For immediate release 6th August 2009
ID cards easily electronically forged
Technical expert Adam Laurie has demonstrated copying, cloning and changing
details [1] on the biometric visa cards being issued by the government to
foreign nationals - the same technology that is to be used for the UK ID
scheme.
This is just the latest in a series of 'hacking' exercises showing the
technical insecurity of the Identity and Passport Service's products [2].
Officials have repeatedly declared them impossible, despite clear evidence
and open demonstrations for the press. The very information most useful to
identity thieves and fraudsters is made more vulnerable by using microchips
*designed* to broadcast your personal details for official convenience.

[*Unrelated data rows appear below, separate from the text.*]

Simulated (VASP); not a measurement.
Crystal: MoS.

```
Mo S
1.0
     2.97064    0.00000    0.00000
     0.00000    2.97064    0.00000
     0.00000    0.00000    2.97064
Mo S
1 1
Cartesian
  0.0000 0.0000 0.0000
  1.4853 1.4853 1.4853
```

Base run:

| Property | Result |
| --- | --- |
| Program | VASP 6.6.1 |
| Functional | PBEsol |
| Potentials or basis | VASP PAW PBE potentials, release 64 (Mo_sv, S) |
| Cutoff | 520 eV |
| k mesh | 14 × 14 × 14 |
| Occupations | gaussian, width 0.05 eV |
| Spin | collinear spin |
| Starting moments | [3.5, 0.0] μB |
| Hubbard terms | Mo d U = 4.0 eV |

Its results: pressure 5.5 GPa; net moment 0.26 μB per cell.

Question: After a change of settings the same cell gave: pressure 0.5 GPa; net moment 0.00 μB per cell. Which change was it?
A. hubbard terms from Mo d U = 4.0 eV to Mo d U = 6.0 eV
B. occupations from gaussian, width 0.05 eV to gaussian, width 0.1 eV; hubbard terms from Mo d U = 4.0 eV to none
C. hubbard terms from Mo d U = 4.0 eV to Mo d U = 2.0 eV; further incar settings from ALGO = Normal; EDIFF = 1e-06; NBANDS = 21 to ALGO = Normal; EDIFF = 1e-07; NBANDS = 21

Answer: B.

NO2ID [3] today condemned the Home Office for knowingly making 'ID theft'
easier, ignoring dangerous vulnerabilities in the ID card as it pursues its
real goal - the universal population register that would give officials
unprecedented control of our lives, and make the Home Office king in
Whitehall.
Phil Booth, National Coordinator of NO2ID said:
'This shows up the big con. The Home Office doesn't really care about 'ID
theft', or it wouldn't be pushing technology that any competent crook can
subvert.
'The ID-obsessed officials are putting our personal information at risk in
their scramble to control it. They want to build a population register - the
database for which the card is just a Trojan horse. It doesn't matter how
shoddy the card itself is, or what it costs the public.'
-ENDS-
Notes for editors:
1) 'New ID cards are supposed to be 'unforgeable' - but it took our expert
12 minutes to clone one, and programme it with false data', Daily Mail,
6/8/09 -
http://www.dailymail.co.uk/news/article-1204641/New-ID-cards-supposed-unforg
eable--took-expert-12-minutes-clone-programme-false-data.html
2) The microchip, also embedded in 'e-Passports', was first cracked in 2006
- 'Cracked it!', Guardian, 17/11/06,
http://www.guardian.co.uk/technology/2006/nov/17/news.homeaffairs - then the
data was stolen from a passport still inside the envelope in which it is
delivered - 'Safest ever passport is not fit for purpose', Daily Mail,
5/3/07,
http://www.dailymail.co.uk/news/article-440069/Safest-passport-fit-purpose.h
tml - details were changed and the passport chip cloned over one year ago -
'Fakeproof e-passport is cloned in minutes', Times, 6/8/08,
http://www.timesonline.co.uk/tol/news/uk/crime/article4467106.ece
3) NO2ID is the UK-wide non-partisan campaign against ID cards and the
database state. See
http://www.no2id.net/dbstate.php for a list of 'database
state' initiatives that NO2ID is actively opposing, and
http://www.no2id.net/datasharing for how it all fits together.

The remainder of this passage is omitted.